Blogs > Jim Collins' Editor's Notebook

Jim Collins is editor emeritus of The News-Herald and also serves as executive in residence at Lakeland Community College. His popular weekly column appears each Sunday in Comment in The News-Herald.

Friday, March 18, 2011

Couldn’t we all use one of IBM’s creations

When gadgets are introduced to the public, they carry impossibly high price tags.

This is especially true of anything electronic.

Remember when CDs first came out? They were a breakthrough in sound reproduction. The clarity of listening to a good jazz tune on a CD was like sitting in the middle of the trumpet section, with Maynard Ferguson in the chair next to you.

Boy, how I wanted a CD player. But the first models I saw on the market cost $1,600. I was not at home in that range.

But everything that’s brand new in electronics quickly comes down dramatically in price. All you have to do is wait.

That is true of TVs (both color and black and white), radios, toasters, vacuum cleaners — everything you plug into the wall or stuff with batteries.

I have so many gadgets run by AA batteries that I buy them two dozen at a time. If I put new batteries in the thermostat, the whirling widget that cleans the walls in my shower stall, the indoor-outdoor thermostat and a few of the flashlights lying about the house, I can go through the entire two dozen batteries in a matter of minutes.

And we do have flashlights everywhere. The lady of the house lives in fear of a power outage. If that should ever happen, she would want a flashlight within easy reach. So we live surrounded by flashlights.
But I digress.

As much as I wanted a CD player, I didn’t want to fork over $1,600 for one. But it wasn’t long before they came down to $1,200. Next time I looked, they were $800.

They kept getting progressively cheaper. Finally, I think I bought a boom box for around $49 and it had a tape deck, CD player and AM/FM radio.

No one would ever have to pay $1,600 for a CD player again. And that is a good thing.

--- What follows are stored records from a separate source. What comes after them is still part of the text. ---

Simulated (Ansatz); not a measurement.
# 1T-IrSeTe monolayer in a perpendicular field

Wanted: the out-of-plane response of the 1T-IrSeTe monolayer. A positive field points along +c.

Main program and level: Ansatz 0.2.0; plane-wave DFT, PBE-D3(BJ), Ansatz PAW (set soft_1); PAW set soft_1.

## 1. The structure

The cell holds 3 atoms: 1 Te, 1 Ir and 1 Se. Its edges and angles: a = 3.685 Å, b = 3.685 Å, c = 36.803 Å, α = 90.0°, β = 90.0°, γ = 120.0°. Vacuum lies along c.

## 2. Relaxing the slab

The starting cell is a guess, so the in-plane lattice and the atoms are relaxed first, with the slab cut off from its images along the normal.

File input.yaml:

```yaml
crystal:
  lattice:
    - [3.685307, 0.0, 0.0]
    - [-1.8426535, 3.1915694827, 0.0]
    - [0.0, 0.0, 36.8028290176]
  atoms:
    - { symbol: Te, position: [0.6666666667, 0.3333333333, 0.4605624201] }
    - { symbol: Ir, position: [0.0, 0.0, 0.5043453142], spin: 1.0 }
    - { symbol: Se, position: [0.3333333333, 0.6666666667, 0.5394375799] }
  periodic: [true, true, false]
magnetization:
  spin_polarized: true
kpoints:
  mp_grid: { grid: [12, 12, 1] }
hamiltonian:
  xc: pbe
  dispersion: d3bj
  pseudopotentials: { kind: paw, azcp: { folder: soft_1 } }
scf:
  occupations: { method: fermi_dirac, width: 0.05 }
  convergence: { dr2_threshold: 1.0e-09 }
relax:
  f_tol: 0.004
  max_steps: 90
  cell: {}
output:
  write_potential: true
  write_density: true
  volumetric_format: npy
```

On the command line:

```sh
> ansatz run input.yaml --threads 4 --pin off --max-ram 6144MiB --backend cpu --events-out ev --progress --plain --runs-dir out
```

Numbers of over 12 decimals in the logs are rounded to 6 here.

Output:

For many years, every car I owned had a “free” CD player, if you want to look at it that way. CD players now are everywhere.

Well, almost everywhere. They aren’t in the fruit cellar or the pantry. But you know what I mean. I do have one in the living room, and it cost a small fortune.

It is also a radio, but it is a Bose radio, and if you know anything about sound quality you know that the sounds emitted by a Bose are unequaled.

CD players are the paradigmatic example of electronic things coming down dramatically in price.
And that brings me to my point — finally.

In our house we usually have dinner around 7 p.m. That is, the human beings in our house have dinner around 7. The dogs have dinner about an hour earlier. The cats have no particular feeding time.

Their food bowls are always full and they can eat whenever they wish, which is probably why they are getting fat.

We don’t dare leave extra amounts of dog food sitting around, however. They would devour everything in sight and would never, literally never, stop eating.

But we adults eat around 7, and about the time we are finishing it is time for “Jeopardy” to come on. We miss it once in a while, but we probably see “Jeopardy” four times a week.
Now I am really getting to the point.

Not long ago the show featured a contestant named Watson. Watson is a computer that competed against the two best-known “Jeopardy” winners of all time – Ken Jennings, who won an incredible 74 times in a row, and Brad Ritter, the all-time money winner on the show, who took home millions.

Well, Watson made mince meat of the two former champs. If it had been a boxing match they would have stopped it.

At the end of the single and double Jeopardy, Watson had earned $77,147, Jennings won $24,000 and Ritter $21,600.

Do you see what I am getting at?

Watson, like a CD player, is a gadget. And we all know how dramatically CD players came down in price. If they can do it with CD players, they can do it with Watson — perhaps to the point where we could all have one.

How handy that would be? No more encyclopedias. No more dictionaries. No more Googling. Ninety percent of the Internet would be a thing of the past. We would seek all of our answers from Watson.

Now, creating Watson was a bit of a project. It took 25 IBM scientists four years to create their pet robot that made Jennings and Ritter look like confused kids.

Well, not quite. The Final Jeopardy question was answered correctly by both Jennings and Ritter — and me also, as a matter of fact. But Watson whiffed on it.

The question referred to a city whose largest airport was named for a World War II hero and its second largest for a World War battle.

“Chicago,” I said. Both Jennings and Ritter wrote down “Chicago.”

For some reason unknown to me, Jennings, Ritter or Alex Trebec,  Watson wrote, “ What is Toronto?????”

I didn’t know computers or robots resorted to wild guesses, followed by question marks.

So on that question, the former Kings of Jeopardy made Watson look a bit addlepated.

I also thought Watson looked a little dopey on the Double Jeopardy questions he answered — not by his replies but by the amounts he wagered.

They were never in even thousands of dollars, or even hundreds, but totally “out of the blue” amounts — odd dollars that didn’t relate to anything.

There remains work to be done on machines, of course.

It has been demonstrated they can come up with answers to difficult questions. And they can play chess.

They can probably play bridge. And maybe even something really difficult, like Monopoly or Old Maid. But one thing they cannot do is carry on a conversation.

I suppose that is coming next. Nothing like asking a computer how he likes the weather.

If Watson replied, “Compared to what?” I think I’d be tempted to pour sand into his gear box.

But since the first generation of Watson has come along, can the next generation be far behind?

I’d love to go to a ball game with Watson and chat with him on the hitting and fielding of the Indians.
After he comes down in price to about $49, of course.